Photograph by NASA/Dimitri Gerondidakis
Read Caption
NASA astronaut Steve Swanson activates the Veggie plant growth system in the Columbus module on the International Space Station.
Photograph by NASA/Dimitri Gerondidakis

The Locavore Astronaut: Developing Food in Space

Back in April, I wrote about NASA’s $125,000 grant to develop a 3-D food printer that dishes out food-as-we-know-it substitutes for long-term space missions and—perhaps—the first permanent residents of Mars. If you think this makes me sound like I’m from Mars, read it on their website.

The launch of Mars One is predicted by 2025, although the movie Gravity might do for space travel’s popularity what Titanic’s blockbuster year did for cruises.

The race to inhabit space is on, and if you think it’s going to be tough to feed 9 billion people in 2050 here on fertile earth, imagine feeding a colonized planet with no liquid water. Last month, a private corporation delivered cargo, including almost a ton of food, to the International Space Station. The company will charge nearly $2 billion through 2016 for such deliveries. Space is precious in space, and feeding people on Mars would require heaving every necessary morsel of food off earth and hurling it 35 million miles to a human space traveler’s mouth.

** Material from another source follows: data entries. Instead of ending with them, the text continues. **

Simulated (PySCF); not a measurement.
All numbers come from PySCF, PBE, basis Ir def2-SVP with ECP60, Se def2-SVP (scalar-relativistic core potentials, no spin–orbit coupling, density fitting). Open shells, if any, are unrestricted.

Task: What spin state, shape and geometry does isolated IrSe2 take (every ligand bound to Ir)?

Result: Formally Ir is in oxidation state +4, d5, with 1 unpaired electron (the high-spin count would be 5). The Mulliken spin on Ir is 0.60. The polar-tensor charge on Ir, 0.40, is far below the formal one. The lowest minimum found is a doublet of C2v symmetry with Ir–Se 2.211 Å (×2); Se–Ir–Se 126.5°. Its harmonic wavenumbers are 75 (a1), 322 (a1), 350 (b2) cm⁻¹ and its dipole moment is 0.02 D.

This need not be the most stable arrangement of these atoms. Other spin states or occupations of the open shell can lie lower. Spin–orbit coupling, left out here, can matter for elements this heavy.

These enormous expenditures beg the same locavore question we ask on earth: What if we invested that money into growing food locally instead of shipping it? Current research might begin a new chapter in the future of food, even for those who remain Earthlings.

Today’s space travelers are with the same people, looking at the same scenery, with the same things to eat for long periods of time. They get bored with the same food over and over, which is why NASA invested in 3-D printers, which provide variety.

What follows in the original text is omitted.